Step off the gas!

Catastrophic climate change could become irreversible in ten years’ time unless drastic action is taken, according to a United Nations panel of experts, the IPCC. To avoid this fate, we need to slash our use of fossil fuels before 2030.

Faced with such a desperate situation how can anyone think of building the A6-M60 Bypass and other major new roads? Expanding the road network would increase vehicle use and therefore maintain and even increase our dependence on fossil fuels.

The A6-M60 Bypass would be, among other things, a new route to Manchester Airport. It would have the additional negative effect of enabling an increase in air travel which is the most intensive form of fossil fuel-powered transport.

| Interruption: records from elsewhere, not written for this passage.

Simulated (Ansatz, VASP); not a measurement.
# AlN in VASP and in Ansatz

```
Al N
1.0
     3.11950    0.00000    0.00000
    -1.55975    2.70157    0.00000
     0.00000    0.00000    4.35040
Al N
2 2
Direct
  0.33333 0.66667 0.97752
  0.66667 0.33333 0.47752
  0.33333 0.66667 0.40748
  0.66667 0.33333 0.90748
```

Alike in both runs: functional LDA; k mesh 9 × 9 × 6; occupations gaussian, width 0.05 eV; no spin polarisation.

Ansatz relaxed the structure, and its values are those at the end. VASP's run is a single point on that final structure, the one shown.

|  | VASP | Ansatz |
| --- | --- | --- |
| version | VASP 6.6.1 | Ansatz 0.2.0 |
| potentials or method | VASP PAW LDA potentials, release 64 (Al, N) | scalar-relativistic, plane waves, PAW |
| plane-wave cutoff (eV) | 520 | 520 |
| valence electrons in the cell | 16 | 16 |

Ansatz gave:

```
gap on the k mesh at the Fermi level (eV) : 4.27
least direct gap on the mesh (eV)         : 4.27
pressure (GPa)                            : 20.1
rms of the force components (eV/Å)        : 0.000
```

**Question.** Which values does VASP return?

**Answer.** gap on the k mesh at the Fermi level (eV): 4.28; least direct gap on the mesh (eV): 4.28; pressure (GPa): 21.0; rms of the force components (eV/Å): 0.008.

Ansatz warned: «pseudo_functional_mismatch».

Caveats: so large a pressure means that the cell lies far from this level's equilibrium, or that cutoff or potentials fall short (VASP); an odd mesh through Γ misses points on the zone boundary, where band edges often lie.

Bizarrely a Business Case for the Bypass in 2017 claimed that the new road would decrease emissions of carbon dioxide because it would reduce congestion. This fiction was based on the unproven assumptions that the Bypass would not increase traffic and would result in zero congestion on the new road itself and its feeders.

Electric delusions

The Government recently set a target of “net zero” carbon by 2050. In Stockport politicians have recognised there is a “climate emergency”. Greater Manchester has produced a green plan. Yet many politicians are still wedded to road-building.  They think that widespread adoption of electric cars at some time in the future gives a licence to carry on driving at current levels or greater.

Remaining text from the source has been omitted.